This year’s summer in Britain isn’t going to be memorable. But, in America, it’s an altogether different story. Drought and record temperatures are causing serious problems.
The New York Times reports the drought is ‘over more than half of the continental United States’ and is the ‘most widespread in more than half a century’. Plus, it’s the ‘hottest year ever recorded,’ since records began in 1895. Of course, this is making many people’s lives miserable. There’s also an increase in wildfires to contend with as well as the threat of rail tracks buckling in the heat.
It’s even worse for farmed animals in cages and crates. They can’t escape the heat and humidity. They’re lucky if they feel a warm breeze when the doors to the sheds housing them are opened.
The weather is making a difference to farming in other ways. The production of corn, soya and other crops grown for animal feed is severely affected. The lack of water directly impacts plant growth. Yields are down, forcing prices up, which, in turn, increases costs to the consumer to buy meat, eggs and dairy, and bread and other staples.

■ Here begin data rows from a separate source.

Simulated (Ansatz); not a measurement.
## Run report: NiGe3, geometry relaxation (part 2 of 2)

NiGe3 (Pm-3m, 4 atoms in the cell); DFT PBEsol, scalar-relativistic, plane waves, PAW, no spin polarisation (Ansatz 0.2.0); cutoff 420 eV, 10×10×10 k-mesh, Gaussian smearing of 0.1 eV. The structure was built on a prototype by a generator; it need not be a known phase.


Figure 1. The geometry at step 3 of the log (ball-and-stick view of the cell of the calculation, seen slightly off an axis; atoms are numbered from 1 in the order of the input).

A further worry about the drought is the impact it makes on the rivers and other waterway systems. As we saw with our own drought earlier this year, water levels drop to alarmingly low levels. When pollution and chemical run-off from intensive animal farming are added, the quality of the water is severely affected. For example, in the State of Georgia in the USA, the immense factory farming industry is polluting Flat Creek. Flat Creek flows into Lake Lanier, which welcomes millions of recreational visitors every year. Then, it flows into the Chattahoochee River, which is an important source of drinking water.
We have always argued at Compassion that intensive ‘factory’ farming is unsustainable. Crises in weather push already precarious — and heavily subsidised — modern intensive farming systems to the edge of profitability. The New York Times reports the government has ‘declared one-third of the nation’s counties — 1,297 of them across 29 states — federal disaster areas as a result of the drought, which will allow farmers to apply for low-interest loans to get them through the disappointing growing season’.
Further, weather crises contributes to social unrest and food riots. The latest I read about was in The Guardian. It detailed street protests in Iran because of the soaring price of chicken. I wrote about food riots here in May 2011. I reported on food related unrest in Greece, Haiti, North Korea, Algeria, Mogadishu, Zimbabwe and (again) Iran.
All of this concern about dirty water must be put into the context of the world food crisis. Oxfam’s 2011 report, Growing A Better Future, warned ‘higher incomes and increasing urbanisation leads people to eat less grains and more meat, dairy, fish, fruit, and vegetables. Such a ‘Western’ diet uses far more scarce resources: land, water, atmospheric space’.
With the prospect of 2 billion more people to feed by 2050, our food system needs to be 70-100% more productive, more effective. That cannot mean simply doubling farm outputs in a business-as-usual fashion. Just doubling output from our current food system would be like a water company with badly leaking pipes, losing half their water, simply laying down a second set of equally leaky pipes. Yes, it would double the water to peoples’ homes. It would also double the waste. Far better to have more effective pipes, free from leaks, than more of the same.
This is why we launched Food Sense. Our call for a common sense approach to feeding the world. One that ends the competition for food between people and farm animals; reduces and recycles food waste; supports the keeping of animals on farms, not in factories; and delivers more effective food systems geared toward feeding all people, now and in the future.